Concept of Sell or Process Further Decision

The concept of Sell or Process Further Decision

The sell or process further decision is the choice of selling a product now or processing it further to earn additional revenue. Joint products have a common process and joint cost of production up to a split-point. Joint products are two or more products which have been manufactured from the same inputs and in the same production process. At the split-off point, they become distinguishable. That is, after completing a common process, the joint products will be separated. Often joint products are sold at the separation/split-off point. Deciding what to do with a product from the split-off point forward is known as a sell or process further decision. But sometimes, it is more profitable to process a joint product further beyond the split-off point, prior to selling it. A manager has to decide whether a product is sold at split-off point or sold after further processing. That is, determining whether to sell or process further is an important decision that a manager must take. For example, if a green widget can be converted into a red widget at an incremental cost of $1.00 per unit, then processing further is a good idea as long as the incremental price gain to be achieved is at least $1.01 per unit.

A sell-or-process-further analysis can be carried out in three different ways:

  • Incremental Approach calculates the difference between the additional revenues and the additional costs of further processing.
  • Opportunity Cost Approach calculates the difference between net revenue from further processed product and the opportunity cost of not selling the product at split-off point.
  • Total Project Approach compares the profit statements of both options (i.e. selling or further processing) separately for each product.

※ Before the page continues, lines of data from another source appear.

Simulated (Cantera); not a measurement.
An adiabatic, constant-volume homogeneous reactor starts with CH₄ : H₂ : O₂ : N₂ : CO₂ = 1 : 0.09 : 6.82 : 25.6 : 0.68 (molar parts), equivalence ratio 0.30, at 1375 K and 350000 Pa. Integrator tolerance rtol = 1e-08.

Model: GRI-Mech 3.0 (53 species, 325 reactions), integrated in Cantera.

The sell or process further decision most commonly arises when two or more products are generated by a manufacturing process. Further processing not only increases the total revenues but also incurred additional costs. These businesses must decide to sell farm products or natural resources as is or turn that inventory into another product. Therefore, the process further decision depends on whether the increase in total revenue exceeds the additional cost incurred for processing beyond the split-off point. That is, the incremental analysis provides the solution to sell or process further decision. A joint cost incurred prior to a split-off point has no effect on the decision. The cost incurred before a split-off point is past costs, sunk cost or irrelevant cost for sell or process further decision. The management must choose the option that will result in higher profits. Only future incremental revenue and differential cost should be considered. And incremental revenue is to be compared with incremental costs. If further processing costs exceed the increase in revenues, then there is no point in processing the product further. The alternative which gives more benefit(incremental revenue- incremental cost) must be adopted.